Markets are pricing a rapid decline in inflation and the end of central bank policy normalization. However, there are two challenges ahead that we must consider.
The most important is that inflation is cumulative, and the year-over-year change between January and July was supported by the base effect. When the inflation rate used for the year-over-year change is high, even a persistent increase in prices looks like a “decline” in inflation. If I gain 10 pounds one year and four the next, my inflation rate will fall, but I am not slimming. And prices continue to bite, hurting the economy and consumers.

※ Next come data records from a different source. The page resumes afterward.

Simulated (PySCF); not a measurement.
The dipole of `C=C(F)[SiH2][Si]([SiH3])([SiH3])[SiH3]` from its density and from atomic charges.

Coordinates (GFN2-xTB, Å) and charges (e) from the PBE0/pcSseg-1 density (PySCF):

The end of this “base effect tailwind” is particularly important. According to Bank of America Global Investments, unless month-over-month inflation in the United States stays below 0.2 percent, inflation will rise in 2024. If the Consumer Price Index (CPI) rises 0.3 percent month over month, annual inflation will rise to 4.6 percent. Furthermore, if month-over-month inflation is 0.5 percent, annual inflation will soar to 6.1 percent. Even if CPI is zero percent month over month, annual inflation would be 2.5 percent in 2024, significantly above the Federal Reserve’s target of 2 percent.
The second challenge is that commodity disinflation, alongside the base effect, has been a major driver of the reduction in the annual inflation rate. Rate hikes and monetary normalization triggered a decline in almost all global commodities in international markets, sending oil, natural gas, food prices, and agricultural goods down to pre-Ukraine invasion levels. It proved that inflation is a monetary phenomenon. However, the Fed-induced commodity decline reached a bottom in May, and the Bloomberg Commodity Index has bounced from the two-year low and is almost flat on the year. Rate hikes and monetary contraction have slowed, and commodity prices bounced as the fundamentals of supply and demand remained unchanged.
Real wages remain in negative territory, and this means a weakening of consumers’ purchasing power. The latest Employment Cost Index (ECI) shows a severe slowdown, and ECI private wages and salaries in the second quarter pushed the annual growth rate down from 5.1 percent to a two-year low of 4.6 percent, according to the Bureau of Labor Statistics (BLS). Average hourly earnings in real terms have fallen from $30 in 2021 to less than $29, according to the BLS.
Why should we remain worried? Because the market is excessively optimistic about the end of the inflation problem and investors keep buying extremely cyclical, high-beta stocks,
Real personal spending in June continued to show a weak trend (0.4 percent), and the Personal Consumer Expenditure (PCE) deflator is still rising, 0.2 percent in June and 3.0 percent in the year, with its core component increasing 0.2 percent in the month and 4.1 percent in the year.
The reality is that monetary normalization remains far from complete. The Fed’s balance sheet soared from 17 percent to 36 percent of GDP and is now at 34.5 percent. It rose in July from the May low of 32.4 percent.
Many investors believe we have seen the worst of the inflation burst and hope that the economy will remain on a soft landing while central banks start easing, which would be very bullish. However, persistent inflation is hurting the economy, and the worst is yet to come now that savings have been mostly consumed and credit conditions are much tighter. If the base effect and monetary easing drive inflationary pressures higher, betting on central banks to cut rates and purchase government bonds may be very risky.